Companion object extensions

If a class has a companion object defined, you can also define extension functions and properties for the companion object. Just like regular members of the companion object, they can be called using only the class name as the qualifier:

class MyClass {
    companion object { }  // will be called "Companion"
}
fun MyClass.Companion.printCompanion() { println("companion") }

fun main() {
    MyClass.printCompanion()
}

Let : scope functions

Several functions whose sole purpose is to execute a block of code within the context of an object. When you call such a function on an object with a lambda expression provided, it forms a temporary scope.

In this scope, you can access the object without its name.
Such functions are called scope functions.
There are five of them: let, run, with, apply, and also.

// Without let :
val alice = Person("Alice", 20, "Amsterdam")
println(alice)
alice.moveTo("London")
alice.incrementAge()
println(alice)

// With let
Person("Alice", 20, "Amsterdam").let {
    println(it)
    it.moveTo("London")
    it.incrementAge()
    println(it)
}

let scope invoked only when not null

val listWithNulls: List<String?> = listOf("Kotlin", null, "Clojure", null, "Scala")
for (item in listWithNulls) {
    item?.let { println(it) }
}

Higher-oder functions

A higher-order function is a function that takes functions as parameters, or returns a function

fun <T, R> Collection<T>.fold(
    initial: R,
    // accepts any function matching (R, T) -> R
    // Taking an R and a T as parameters and returning an R
    combine: (acc: R, nextElement: T) -> R
): R {
    var accumulator: R = initial
    for (element: T in this) {
        accumulator = combine(accumulator, element)
    }
    return accumulator
}

Inline functions

Using higher-order functions imposes certain runtime penalties:

each function is an object
it captures a closure

A closure is a scope of variables that can be accessed in the body of the function.

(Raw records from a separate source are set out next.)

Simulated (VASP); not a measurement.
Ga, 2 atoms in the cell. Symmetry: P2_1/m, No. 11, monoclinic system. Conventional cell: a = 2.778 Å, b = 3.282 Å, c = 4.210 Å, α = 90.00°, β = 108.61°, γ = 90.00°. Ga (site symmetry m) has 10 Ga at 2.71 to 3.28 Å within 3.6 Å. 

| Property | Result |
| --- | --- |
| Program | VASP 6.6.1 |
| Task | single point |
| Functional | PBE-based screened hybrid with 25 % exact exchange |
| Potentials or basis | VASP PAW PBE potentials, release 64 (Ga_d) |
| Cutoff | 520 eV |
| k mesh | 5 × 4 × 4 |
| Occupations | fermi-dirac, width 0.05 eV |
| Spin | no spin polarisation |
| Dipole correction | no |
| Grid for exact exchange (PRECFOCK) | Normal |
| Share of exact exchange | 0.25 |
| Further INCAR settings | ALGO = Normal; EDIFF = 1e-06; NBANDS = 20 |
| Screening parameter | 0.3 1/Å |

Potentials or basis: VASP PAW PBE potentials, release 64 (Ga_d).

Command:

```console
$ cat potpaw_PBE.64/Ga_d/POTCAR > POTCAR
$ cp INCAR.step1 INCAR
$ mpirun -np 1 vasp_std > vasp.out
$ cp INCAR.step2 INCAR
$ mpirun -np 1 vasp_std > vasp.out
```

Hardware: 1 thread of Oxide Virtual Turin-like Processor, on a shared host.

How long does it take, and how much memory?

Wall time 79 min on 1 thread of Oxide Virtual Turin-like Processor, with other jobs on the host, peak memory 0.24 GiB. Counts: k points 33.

Every time we declare a higher-order function, at least one instance of those special Function* types will be created.
The extra memory allocations get even worse when a lambda captures a variable: The JVM creates a function type instance on every invocation.

When using inline functions, the compiler inlines the function body.
It substitutes the body directly into places where the function gets called.

By default, the compiler inlines the code for both the function itself and the lambdas passed to it.
inline fun <T> Collection<T>.each(block: (T) -> Unit) {
    for (e in this) block(e)
}

For example, The compiler will translate :

val numbers = listOf(1, 2, 3, 4, 5)
numbers.each { println(it) }

To something like:

val numbers = listOf(1, 2, 3, 4, 5)
for (number in numbers)
    println(number)

When using inline functions, there is no extra object allocation and no extra virtual method calls.